Since 2010, I have selected three words to guide my actions in the year to come. This practice continues to pay far better dividends than any specific goal I’ve ever set this early in the year. Eventually the words mature into clear goals, plans and actions, but starting with this process forces me to slow down and to set my intentions rather than just forging ahead. It helps me to consider the entire year rather than trying to shove everything I can into January (which usually just leads to burning myself out by February).
Before looking forward, I need to look back. To be honest, I’m torn. I think I did well, I’m just not sure I did well by the words I chose. Reading last year’s post, I see my initial intent when I selected Choices, Options and Harmony. I feel like I owned my choices. I feel like I created options at my existing job, taking advantage and dedicating myself to some opportunities that opened up in January. However, I had to let go of a lot of the personal projects I enjoy, like writing and podcasting. As for harmony . . . I was pleasantly surprised to discover how complete my family felt with the addition of our third child, but a newborn and a desire for harmony isn’t always a realistic desire.
Having these intentions helped, but much like the year before (and most before it), I had my set of intentions and my realities had their own. We went to battle and we ended up meeting somewhere in the middle.
So what about this year? I want to focus on closing the gaps between desire and reality. Yet more than any other year in my life, I’m struggling to clearly figure out what it is I want. Rather than trying to force myself to answer before I can even define the question, I’d rather focus on a few key areas that will help—regardless of what I want.
Healthier – I have a terrible relationship with my personal health. I have a terrible relationship with food. I have a terrible (yet delightful) relationship with beer. I have a terrible relationship with exercise. I’m getting fatter every year, and even though I will jump on one bandwagon or another to address this reality, I’ve never found a lasting way to get and stay healthy. Most of my attempts involve some rigid process that works well in the short run but never lasts. A big part of this, I believe, is the fact that while I want to be healthier, it’s not a core value for me. It’s just a reality that needs to be addressed. That or I’m going to die a lot younger than I, my wife or my children would prefer.
I also know myself and need to find a way to weave this into a life that doesn’t sacrifice every beer and burger . . . hence the word healthier, but not necessarily healthy. Basically, over the next year I need to figure out what good enough looks like for me when it comes to my health, and then I need to get there.

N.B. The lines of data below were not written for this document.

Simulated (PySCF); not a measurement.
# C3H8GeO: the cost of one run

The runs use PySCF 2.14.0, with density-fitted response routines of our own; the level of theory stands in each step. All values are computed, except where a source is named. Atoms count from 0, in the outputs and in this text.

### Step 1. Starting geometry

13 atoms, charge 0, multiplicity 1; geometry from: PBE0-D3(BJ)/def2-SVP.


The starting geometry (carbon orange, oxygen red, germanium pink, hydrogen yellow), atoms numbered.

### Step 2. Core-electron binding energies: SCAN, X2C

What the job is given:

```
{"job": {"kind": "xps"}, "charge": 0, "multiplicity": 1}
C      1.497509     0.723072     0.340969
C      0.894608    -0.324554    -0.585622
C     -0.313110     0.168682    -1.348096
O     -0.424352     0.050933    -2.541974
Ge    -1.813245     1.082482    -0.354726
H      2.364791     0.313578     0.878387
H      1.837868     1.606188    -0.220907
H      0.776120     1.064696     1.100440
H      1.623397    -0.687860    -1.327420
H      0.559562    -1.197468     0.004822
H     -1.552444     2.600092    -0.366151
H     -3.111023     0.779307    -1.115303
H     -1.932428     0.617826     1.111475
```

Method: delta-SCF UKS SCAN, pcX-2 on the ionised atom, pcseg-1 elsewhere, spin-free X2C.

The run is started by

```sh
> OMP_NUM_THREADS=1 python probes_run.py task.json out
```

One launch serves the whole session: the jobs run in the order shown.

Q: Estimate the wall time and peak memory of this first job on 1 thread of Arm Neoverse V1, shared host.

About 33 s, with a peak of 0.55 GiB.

Re-situated – I’m currently happy in my position at work, but I’m miserable with our living situation. There’s now five of us living in a two bedroom, one bathroom. We love our neighborhood, but the kind of space we want is just not a financial reality here. However the more we talk about it, the less my wife and I are able to find a suitable next step. We need decent schools, we need it to be reasonably commutable for both of us (as well as our caretaker), we need it to be somewhere we actually enjoy living, and we need it to be financially viable. Something is going to have to give, but neither of us is any closer to having any concept of what that should be or where we’d like to end up. As much as “moving” shouldn’t be a year long goal, it’s not proving to be easy. But I’m tired of feeling like our space is temporary and would like to move towards a more permanent place to continue to raise my family.
Expression – When I look back year after year, this intent is where I struggle the most. I have a demanding work and family life. This makes it challenging to have anything left when it comes to side projects, like this site. I don’t always have the energy for it, but the desire to put a piece of me out there beyond my work or family life continues to persist. I have no earthly idea how I’m going to do it, but I need to make time to regularly create and share.
This is going to be especially challenging considering the aforementioned need to spend a fair amount of what little free time I have getting healthier, but the mental health and happiness that comes along with writing or podcasting is something that I can’t let go of either. As per usual, this will probably lead me to desire more than reality will allow, but as much as this can occasionally lead me to fall short, it just as often helps me push past what I initially would have thought was possible.
Words aside, I see my life going one of two ways this year. Either I will redouble my dedication to my life and career here in New York, or I will blow it all up and start anew. At the moment I have no idea which way it is going to go, or even which way I want it to go. But either way, I’m ready to get there already, as there’s just been far too much uncertainty over the past few years. More than anything, I’d like to see that come to an end or to a head this year.